Patton v. W. M. Ritter Lumber Co.

88 S.E. 511 | N.C. | 1911

The plaintiff was injured in August, 1907, while acting as foreman of a squad of hands who were loading cross-ties on a car on defendant's railway. The cross-ties were sawed by the defendant's mill, whence they were run out on rollers, from which they fell upon a dock a few feet lower; thence they were dropped 12 to 18 feet to the ground below, from which place they were loaded on the defendant's train. When the train came in, the plaintiff went upon the dock to prevent the ties being thrown down on his men while the train was being loaded. He asked one of the laborers if any more ties were coming out, who replied that there would be no more for about thirty minutes. The plaintiff then motioned his hands to get up the ties and load them on the car. About that time another tie was rolled out from the mill, which fell over on the dock, striking the plaintiff, and seriously injuring him.

The motion for a nonsuit was properly refused. The evidence tended to show that the defendant was guilty of negligence in not furnishing the plaintiff a safe place to work, and it was properly submitted to the jury. It was negligence in the defendant to permit its mill to run out the cross-ties to fall upon the dock and thence 12 to 18 feet to the ground, while the plaintiff and his men were engaged in picking up the ties to place them on the car. It was incumbent upon the company to stop the ties from coming out while the plaintiff and his men were engaged in loading them. The plaintiff was sent there with his (839) men to load the car, and he had no control over the operations of the mill.

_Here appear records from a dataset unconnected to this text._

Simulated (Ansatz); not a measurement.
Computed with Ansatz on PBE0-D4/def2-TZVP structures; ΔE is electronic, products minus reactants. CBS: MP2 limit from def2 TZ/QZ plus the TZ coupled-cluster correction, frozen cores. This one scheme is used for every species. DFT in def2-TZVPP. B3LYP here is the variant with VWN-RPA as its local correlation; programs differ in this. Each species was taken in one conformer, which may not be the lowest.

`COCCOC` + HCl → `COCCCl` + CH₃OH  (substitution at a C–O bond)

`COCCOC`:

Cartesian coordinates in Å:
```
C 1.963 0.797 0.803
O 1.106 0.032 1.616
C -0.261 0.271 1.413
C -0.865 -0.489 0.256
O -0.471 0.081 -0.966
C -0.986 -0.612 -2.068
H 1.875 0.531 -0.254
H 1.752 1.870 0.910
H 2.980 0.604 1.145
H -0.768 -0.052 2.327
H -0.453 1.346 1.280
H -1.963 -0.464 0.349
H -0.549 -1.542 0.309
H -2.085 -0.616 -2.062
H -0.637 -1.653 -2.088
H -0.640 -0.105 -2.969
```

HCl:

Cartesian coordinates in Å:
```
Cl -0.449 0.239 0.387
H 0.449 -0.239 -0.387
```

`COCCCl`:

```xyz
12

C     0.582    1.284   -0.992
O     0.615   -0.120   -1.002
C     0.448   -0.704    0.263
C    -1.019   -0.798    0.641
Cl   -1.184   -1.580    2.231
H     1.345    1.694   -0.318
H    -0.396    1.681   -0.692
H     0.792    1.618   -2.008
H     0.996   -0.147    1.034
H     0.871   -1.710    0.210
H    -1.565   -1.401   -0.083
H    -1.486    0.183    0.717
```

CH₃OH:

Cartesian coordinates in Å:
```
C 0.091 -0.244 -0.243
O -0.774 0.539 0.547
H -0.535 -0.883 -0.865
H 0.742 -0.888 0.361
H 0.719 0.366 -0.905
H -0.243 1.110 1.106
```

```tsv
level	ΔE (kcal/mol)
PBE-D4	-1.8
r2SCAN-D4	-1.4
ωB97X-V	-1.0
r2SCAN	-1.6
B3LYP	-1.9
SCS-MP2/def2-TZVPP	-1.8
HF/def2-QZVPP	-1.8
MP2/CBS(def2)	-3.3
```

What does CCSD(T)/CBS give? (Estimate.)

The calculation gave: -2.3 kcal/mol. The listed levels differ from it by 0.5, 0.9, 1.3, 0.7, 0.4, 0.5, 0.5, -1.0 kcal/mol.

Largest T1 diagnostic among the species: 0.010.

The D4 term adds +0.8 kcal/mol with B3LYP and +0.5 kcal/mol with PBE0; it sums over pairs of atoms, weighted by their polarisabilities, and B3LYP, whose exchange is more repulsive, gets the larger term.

The negligence of the fellow-servant in informing the plaintiff that no ties would come out of the mill for one-half hour has no bearing upon the negligence of the defendant. At most, it could only have thrown light upon the question of contributory negligence, and in that aspect it tended to show that the plaintiff acted, not negligently, but prudently. It was therefore immaterial as to whether, under the law of West Virginia, the doctrine of liability for the negligence of a fellow-servant obtained or not.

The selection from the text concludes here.